New York: What if humidity in the air can be used to power your smartphones or iPads? With new findings that water droplets can generate small amounts of electricity, this appears possible in near future.
Picture for representational purpose. File Pic
Researchers at Massachusetts Institute of Technology (MIT) have discovered that when water droplets spontaneously jump away from superhydrophobic surfaces during condensation, they can gain electric charge in the process.
Apart from charging electronic devices, the new system could also produce clean water.
The device will have a series of interleaved flat metal plates that can be made of cheaper aluminium.
"As water droplets jump, they carry charge from one plate to the other; if the two plates are connected through an external circuit, that charge difference can be harnessed to provide power," said post-doctoral fellow Nenad Miljkovic and Evelyn Wang, an associate professor of mechanical engineering, at MIT.
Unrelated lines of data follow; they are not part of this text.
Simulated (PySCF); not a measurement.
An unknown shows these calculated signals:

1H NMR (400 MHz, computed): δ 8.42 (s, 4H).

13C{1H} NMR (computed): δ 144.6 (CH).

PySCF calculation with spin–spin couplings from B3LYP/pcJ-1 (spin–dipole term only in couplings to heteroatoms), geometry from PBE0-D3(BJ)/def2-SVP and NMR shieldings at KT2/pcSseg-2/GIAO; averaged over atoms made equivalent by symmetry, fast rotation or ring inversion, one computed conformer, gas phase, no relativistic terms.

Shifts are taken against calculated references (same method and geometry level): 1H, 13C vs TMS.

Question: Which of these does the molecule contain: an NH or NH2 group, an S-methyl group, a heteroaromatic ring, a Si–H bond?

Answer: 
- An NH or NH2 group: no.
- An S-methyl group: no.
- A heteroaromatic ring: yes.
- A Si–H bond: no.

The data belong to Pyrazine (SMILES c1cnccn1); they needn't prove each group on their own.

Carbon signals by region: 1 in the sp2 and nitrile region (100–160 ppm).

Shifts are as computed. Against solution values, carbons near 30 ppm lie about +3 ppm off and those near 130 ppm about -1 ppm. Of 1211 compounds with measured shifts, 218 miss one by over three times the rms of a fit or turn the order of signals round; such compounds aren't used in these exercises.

The system is based on earlier findings by Miljkovic and Wang that droplets on a superhydrophobic surface convert surface energy to kinetic energy as they merge to form larger droplets.
This sometimes causes the droplets to spontaneously jump away, enhancing heat transfer by 30 percent relative to other techniques.
They later found that in that process, the jumping droplets gain a small electric charge.
In a practical device, two arrays of metal plates - like fins on a radiator - would be interleaved so that they are very close but not touching.
"The atmosphere is a huge source of power and all you need is a temperature difference between the air and the device," Miljkovic added.
This will allow the device to produce condensation, just as water condenses from warm, humid air on the outside of a cold glass, he said in a paper published in the journal Applied Physics Letters.